Bug#808151: systemd: failed to start remount root and kernel file system

2015-12-20 Thread Frank B. Brokken
Dear Michael Biebl, you wrote:
> Here is a more complete log excerpt for v228 (full log attached)
> 
> > Dez 20 01:27:42 debian systemd[1]: -.mount: Changed dead -> mounted
...
> 
> So the best guess is that the timing in v228 changed a little (some code
> paths became faster). This would confirm Frank's findings that enabling
> verbose output (which slows down boot a bit) made it less likely to hit.
> 
> Martin has been working/debugging the tentative stuff in the past, so
> maybe he has some insights here.
> 
> We should probably also involve upstream at some point.

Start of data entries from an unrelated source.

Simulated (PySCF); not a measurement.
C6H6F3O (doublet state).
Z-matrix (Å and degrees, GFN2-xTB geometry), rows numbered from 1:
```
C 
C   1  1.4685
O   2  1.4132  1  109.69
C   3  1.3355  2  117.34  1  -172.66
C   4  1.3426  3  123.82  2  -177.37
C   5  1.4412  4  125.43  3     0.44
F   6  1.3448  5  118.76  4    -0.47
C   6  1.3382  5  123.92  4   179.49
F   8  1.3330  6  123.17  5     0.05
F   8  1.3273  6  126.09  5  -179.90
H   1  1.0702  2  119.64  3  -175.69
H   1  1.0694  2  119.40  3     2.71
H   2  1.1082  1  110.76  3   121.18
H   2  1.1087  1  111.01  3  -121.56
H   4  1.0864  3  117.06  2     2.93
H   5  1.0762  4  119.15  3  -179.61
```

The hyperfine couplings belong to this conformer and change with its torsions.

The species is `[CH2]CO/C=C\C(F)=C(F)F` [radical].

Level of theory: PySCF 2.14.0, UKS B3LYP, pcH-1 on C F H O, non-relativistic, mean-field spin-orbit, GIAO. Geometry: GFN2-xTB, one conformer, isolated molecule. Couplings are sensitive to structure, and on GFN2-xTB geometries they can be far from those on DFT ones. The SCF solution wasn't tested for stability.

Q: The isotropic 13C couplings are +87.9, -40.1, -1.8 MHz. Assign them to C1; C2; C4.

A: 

OK, thanks for the help and (for me at least) final conclusion. For me
personally the problem has been solved: for the time being I'm happy with 227,
and I'm sure that the problem will soon be fixed.

Thanks again for helping along!

Cheers,

-- 
Frank B. Brokken
Center for Information Technology, University of Groningen
(+31) 50 363 9281 
Public PGP key: http://pgp.surfnet.nl
Key Fingerprint: DF32 13DE B156 7732 E65E  3B4D 7DB2 A8BE EAE4 D8AA


signature.asc
Description: PGP signature
___
Pkg-systemd-maintainers mailing list
Pkg-systemd-maintainers@lists.alioth.debian.org
http://lists.alioth.debian.org/cgi-bin/mailman/listinfo/pkg-systemd-maintainers

Bug#808151: systemd: failed to start remount root and kernel file system

2015-12-19 Thread Frank B. Brokken
Dear Michael Biebl, you wrote:

> > This information is available at https://www.icce.rug.nl/systemd in the 
> > files 
> > initramfs.debug and alb.
> 
> Hm, unfortunately the journal dump is incomplete again. I have no idea why

Remarkable. I made it available the way I got it, so that's apparently what
there is.

> > booting procedure. You're sure it can't be some timing problem? 
> 
> Well, what kind of timing problem do you have in mind?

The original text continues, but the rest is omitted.